Step 1: Clone the repo

git clone https://github.com/kodelyx/flow-agent.git
cd flow-agent

Step 2: Install Python dependencies

pip install -r requirements.txt

This installs websockets, opencv-python-headless, and numpy.

Step 3: Install the Chrome Extension

  1. Open Chrome browser
  2. Go to chrome://extensions in the address bar
  3. Toggle "Developer mode" ON (top-right corner)
  4. Click "Load unpacked"
  5. Select the extension/ folder from this repo
  6. You should see the Flow Agent extension appear

Step 4: Open Google Flow

  1. Open labs.google/fx/tools/flow in Chrome
  2. Make sure you're logged into your Google account
  3. The extension icon should show a green badge = connected
  4. The extension auto-opens this tab when needed

⚠️ The Flow tab auto-opens when you run a command. No manual tab management needed!


🚀 Usage

Text → Video (T2V)

Generate a new video from a text description.

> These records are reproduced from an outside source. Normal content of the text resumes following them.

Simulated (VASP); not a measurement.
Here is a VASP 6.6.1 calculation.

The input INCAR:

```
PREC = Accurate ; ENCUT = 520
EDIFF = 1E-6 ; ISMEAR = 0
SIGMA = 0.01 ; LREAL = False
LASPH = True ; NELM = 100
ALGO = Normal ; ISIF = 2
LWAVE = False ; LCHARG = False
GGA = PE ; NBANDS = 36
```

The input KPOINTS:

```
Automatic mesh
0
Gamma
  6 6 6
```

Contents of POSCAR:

# Basic (portrait 9:16, 10 seconds)
python -m cli.generate "A samurai drawing his katana on a cliff at golden sunset"

# Landscape mode (16:9)
python -m cli.generate "Eagle soaring over snowy mountains" --aspect landscape

# Custom output file
python -m cli.generate "A dragon breathing fire" -o dragon.mp4

# Shorter duration (4/6/8/10 seconds)
python -m cli.generate "Dog playing in the park" --duration 6

# Generate multiple variations
python -m cli.generate "Cyberpunk city at night" --count 4

# I2V — animate a still image
python -m cli.generate "Character comes alive" --start photo.png

# FL — First + Last frame (controlled transition)
python -m cli.generate "Person walks forward" --start start.png --end end.png

# R2V — Reference images (character consistency)
python -m cli.generate "Character in new scene" --ref char1.png char2.png

CLI Options:

Flag Short Default Description
--output -o omni_output.mp4 Output filename
--aspect -a portrait portrait or landscape
--duration -d 10 4, 6, 8, or 10 seconds
--count -c 1 Generate 1-4 videos
--edit -e - Pass media_id for V2V edit mode
--start -s - Start frame image (I2V / FL mode)
--end - End frame image (use with --start for FL)
--ref -r - Reference image(s) for R2V mode
--no-clean - Skip auto watermark removal

Text → Image (T2I)

Generate images from a text description.

# Basic (portrait 9:16)
python -m cli.image "A dragon breathing fire in a cyberpunk city"

# Landscape
python -m cli.image "Mountain sunset" --aspect landscape -o sunset.png

# Square (for logos, icons)
python -m cli.image "Minimal logo design" --aspect square

# Generate 4 variations
python -m cli.image "Abstract art" --count 4

# I2I: Edit with reference image
python -m cli.image "Make it anime style" --ref original.png -o anime.png

CLI Options:

Flag Short Default Description
--output -o output/image.png Output filename
--aspect -a portrait portrait, landscape, square, 4x3, 3x4
--count -c 1 Generate 1-4 variations
--ref -r - Reference image(s) for I2I

Upload Video

Upload a local video to Google Flow. Returns a media_id needed for V2V editing.

# Single video
python -m cli.upload my_video.mp4

# Batch upload all .mp4 in a folder
python -m cli.upload chunks/ --batch

The media_id is automatically saved to media-id.js:

my_video.mp4 : 49f7d936-01e3-41ad-917a-2f9bb6ead00b

Video → Video Edit (V2V)

Apply style changes to an uploaded video (e.g., convert to anime).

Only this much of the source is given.